Emerson’s Roxar subsea wet gas meters

In the GoM, Emerson’s Roxar subsea wet gas meters played a key role in measuring the early onset of formation water production on Anadarko Petroleum’s Independence Hub facility, allowing appropriate preventative or remedial action to be taken.

The latest subsea multiphase and wet gas meters from Emerson also come with a number of intelligent new features. For example, a soon-to-be-launched subsea wet gas meter comes with new transmission-based technology to extend the operating range, improved accuracy and reduced PVT dependence through multivariate analysis, and a new salinity measurement system.

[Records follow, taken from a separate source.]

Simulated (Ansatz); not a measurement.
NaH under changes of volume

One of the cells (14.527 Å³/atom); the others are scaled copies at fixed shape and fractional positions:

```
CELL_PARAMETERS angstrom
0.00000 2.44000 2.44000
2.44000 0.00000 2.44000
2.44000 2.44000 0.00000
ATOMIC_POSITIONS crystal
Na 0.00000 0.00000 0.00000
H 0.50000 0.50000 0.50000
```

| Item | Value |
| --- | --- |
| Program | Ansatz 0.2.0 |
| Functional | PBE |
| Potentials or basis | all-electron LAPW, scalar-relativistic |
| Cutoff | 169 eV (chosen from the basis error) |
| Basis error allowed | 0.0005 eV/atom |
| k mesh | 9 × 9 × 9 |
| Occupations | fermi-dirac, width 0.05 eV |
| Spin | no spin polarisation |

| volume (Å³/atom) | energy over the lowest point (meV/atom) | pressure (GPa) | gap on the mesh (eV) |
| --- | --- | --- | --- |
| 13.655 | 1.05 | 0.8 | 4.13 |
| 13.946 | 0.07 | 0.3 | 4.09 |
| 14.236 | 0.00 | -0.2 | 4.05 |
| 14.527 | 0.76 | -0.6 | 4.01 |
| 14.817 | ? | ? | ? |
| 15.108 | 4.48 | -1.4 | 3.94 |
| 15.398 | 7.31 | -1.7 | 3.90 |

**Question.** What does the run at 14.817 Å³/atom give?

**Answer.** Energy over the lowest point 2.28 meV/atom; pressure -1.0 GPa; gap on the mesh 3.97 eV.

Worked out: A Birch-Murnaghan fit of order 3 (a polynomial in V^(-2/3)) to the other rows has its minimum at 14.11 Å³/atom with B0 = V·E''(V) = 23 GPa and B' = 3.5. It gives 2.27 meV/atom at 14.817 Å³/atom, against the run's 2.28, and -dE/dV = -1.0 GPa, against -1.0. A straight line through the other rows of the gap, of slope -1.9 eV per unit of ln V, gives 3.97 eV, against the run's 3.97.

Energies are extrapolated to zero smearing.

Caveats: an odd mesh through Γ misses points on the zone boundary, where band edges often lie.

While such features are crucial in reducing the need for subsea intervention, it is through the interaction of these meters with other subsea instrumentation that they can be used to their full potential and contribute to an intelligent fieldwide production system. In this way, they move away from just being part of the reservoir engineering discipline and adopt a multidisciplinary approach across the reservoir's life cycle.

Such integration can include everything from the wet gas meters identifying water breakthrough and enabling remedial action to be taken via other instrumentation to the combining of multiphase meters with other intelligent downhole pressure and temperature devices.

In this way, crucial decisions such as choke setting or EOR techniques such as artificial lift can be based on all the necessary information. Reconciled well phase flow rates, for example, can be combined with permanent downhole gauge data to calculate predefined production targets and system constraints.

GoM, North Sea examples

In the deepwater Independence Hub field in the Gulf of Mexico (GoM), Emerson's Roxar subsea wet gas meters played a key role in measuring the early onset of formation-water production.

The meters' intelligent measurement capabilities are based on advanced microwave-based dielectric measurements. The meter detects the resonant frequency in a microwave resonance cavity with the resonant frequency depending on the dielectric properties of the fluid mixture present in the cavity.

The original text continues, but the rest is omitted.